Wind Potential Is Great in N.C.
If North Carolina happened to boast one of the most extensive petroleum reserves in the nation, and yet no one ever bothered to drill a single oil well, it would seem odd.
Yet so it is with wind power reserves. North Carolina, according to the statistics available, boasts some of the best wind energy resources of any state in the union. And yet when was the last time you saw a power-generating windmill anywhere from Manteo to Murphy?
There are good reasons for that seeming contradiction, but a recent ruling by a federal agency indicates that things could be changing.
To be sure, most of the energy discussion that has taken place in North Carolina in the past couple of years has had to do primarily with the availability of shale gas and oil that could presumably be accessed through the controversial extraction method known as fracking. But that discussion has raised plenty of environmental concerns.
A Role in the Mix
Clean sources of energy such as wind, solar and tide will never solve all of our energy problems, or even come close. Yet there is a role for them in the overall mix. And in that regard, North Carolina happens to be sitting on a relative gold mine.
Though Moore County and environs are not known for being particularly windy places, things are dramatically different if you travel far enough west or east of here.
In the mountainous western end of our state, there is a near-constant supply of wind power just waiting to be exploited as the technology for doing so continues to improve. In the past, though, there have been understandable outcries whenever developers of wind power have attempted to build huge, sometimes annoyingly noisy windmills on scenic mountain ridges.
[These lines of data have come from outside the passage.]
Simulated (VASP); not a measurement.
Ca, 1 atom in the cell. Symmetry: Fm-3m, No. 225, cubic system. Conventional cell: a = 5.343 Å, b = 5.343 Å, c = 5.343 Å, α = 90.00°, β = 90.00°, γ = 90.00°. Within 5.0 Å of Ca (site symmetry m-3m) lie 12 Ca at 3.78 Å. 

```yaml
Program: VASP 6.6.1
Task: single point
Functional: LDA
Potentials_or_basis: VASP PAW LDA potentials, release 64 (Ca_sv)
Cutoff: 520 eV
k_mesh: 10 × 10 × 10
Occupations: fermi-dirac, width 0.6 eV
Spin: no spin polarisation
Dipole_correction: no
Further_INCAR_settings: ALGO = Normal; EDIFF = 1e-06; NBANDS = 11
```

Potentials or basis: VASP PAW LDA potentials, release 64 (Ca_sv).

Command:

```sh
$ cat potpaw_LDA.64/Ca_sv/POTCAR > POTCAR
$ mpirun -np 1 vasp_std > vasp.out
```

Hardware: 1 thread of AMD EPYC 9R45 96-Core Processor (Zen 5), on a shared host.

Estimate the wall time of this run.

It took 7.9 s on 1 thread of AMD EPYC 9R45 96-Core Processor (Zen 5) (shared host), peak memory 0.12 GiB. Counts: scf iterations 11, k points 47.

On the eastern end, North Carolina enjoys an unusually long and breezy coastline. There, too, the potential for wind power would seem to be great. But there are also problems there. Tourists who have paid big bucks to enjoy ocean views would hardly welcome the prospect of gazing out at massive wind farms whirling away just off the coast.
The sweeping blades of massive power-generating propellors also sometimes wreak havoc with migratory bird flocks. Similar avian concerns played a key role a few years ago in forcing the Navy to junk its plan for an outlying landing field in the northeastern part of the state.
Incentives in Place
Now the Bureau of Ocean Energy Management says it has identified three large areas just off the coast where wind power could be produced with a minimum of such undesirable side effects.
That potential is unlikely to go anywhere unless private developers come forward with plans to follow though on these possibilities. Perhaps helping motivate them in that regard are existing state regulations that require electric utilities operating in North Carolina to generate increasing shares of their power from alternative sources.
A further nudge in that direction will come next year if Congress renews the existing tax break for companies pursuing wind-energy ventures.
There are obviously lots of ifs, ands and buts here. But few states would appear to be in a better position to play a leading role in expanding this form of clean, renewable energy. Let's go for it.